Note also that in step 3.2, the uuid component of file and/or directory
names will have to be changed.

=Rob

Re: Rename Keyspace offline

Posted by Alain RODRIGUEZ <ar...@gmail.com>.
>
>  3.1) rm -r data/KS-X
>  3.2) mv data/KS-Y data/KS-X


This won't work, sstable names contains keyspace name.

I had this issue too (wanted to split a keyspace into multiple ones, use
this occasion to rename tables, etc

I finally ended up writing a small python script there :
https://github.com/arodrime/cassandra-tools/blob/master/operations/move_table.py.
This was allowing me to mv any ks.cf to ks.cf2, ks2.cf2, or ks2.cf.

I used it in my previous job prod and it worked like a charm, we were
really happy with this, yet I won't assume any responsibility. Just hope it
will be useful to you.

One last warning, it was written to be compatible with my environment, you
might adjust a few things or improve the code to have anything you need as
an option. Feel free to do whatever you want with this code.
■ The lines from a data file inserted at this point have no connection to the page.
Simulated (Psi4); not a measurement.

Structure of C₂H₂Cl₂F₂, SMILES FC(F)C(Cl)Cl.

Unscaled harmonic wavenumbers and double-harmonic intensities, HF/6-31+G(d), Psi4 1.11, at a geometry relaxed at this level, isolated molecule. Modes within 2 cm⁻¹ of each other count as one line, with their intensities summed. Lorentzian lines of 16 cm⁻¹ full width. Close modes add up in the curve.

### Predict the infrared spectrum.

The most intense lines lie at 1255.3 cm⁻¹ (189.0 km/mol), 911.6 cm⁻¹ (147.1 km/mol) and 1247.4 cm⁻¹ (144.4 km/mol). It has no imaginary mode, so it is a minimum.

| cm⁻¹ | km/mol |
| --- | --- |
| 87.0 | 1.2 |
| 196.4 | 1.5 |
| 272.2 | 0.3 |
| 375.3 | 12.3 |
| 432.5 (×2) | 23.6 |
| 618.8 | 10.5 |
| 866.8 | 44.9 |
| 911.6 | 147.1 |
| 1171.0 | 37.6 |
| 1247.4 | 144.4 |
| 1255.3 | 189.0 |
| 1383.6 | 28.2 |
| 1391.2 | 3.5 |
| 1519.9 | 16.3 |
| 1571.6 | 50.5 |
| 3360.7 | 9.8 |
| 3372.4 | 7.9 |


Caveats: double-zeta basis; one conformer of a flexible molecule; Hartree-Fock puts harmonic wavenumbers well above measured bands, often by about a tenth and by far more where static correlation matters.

Anyway, you have the logic in there at least.

C*heers,

-----------------
Alain Rodriguez
France

The Last Pickle
http://www.thelastpickle.com

2016-01-27 15:49 GMT+01:00 Jean Tremblay <je...@zen-innovations.com>
:

> Hi,
>
> I have a huge set of data, which takes about 2 days to bulk load on a
> Cassandra 3.0 cluster of 5 nodes. That is about 13 billion rows.
>
> Quite often I need to reload this data, new structure, or data is
> reorganise. There are clients reading from a given keyspace (KS-X).
>
> Since it takes me 2 days to load my data, I was planning to load the new
> set on a new keyspace (KS-Y), and when loaded drop KS-X and rename KS-Y to
> KS-X.
>
> Now I know "renaming keyspace" is a functionality which was removed.
>
> Would this procedure work to destroy an old keyspace KS-X and rename a new
> keyspace KS-Y to KS-X:
>
> 1) nodetool drain each node.
> 2) stop cassandra on each node.
> 3) on each node:
>         3.1) rm -r data/KS-X
>         3.2) mv data/KS-Y data/KS-X
> 4) restart each node.
>
> Could someone please confirm this? I guess it would work, but I’m just
> afraid that there could be in some system table some information that would
> not allow this.
>
> Thanks for your help.
>
> Cheers
>
> Jean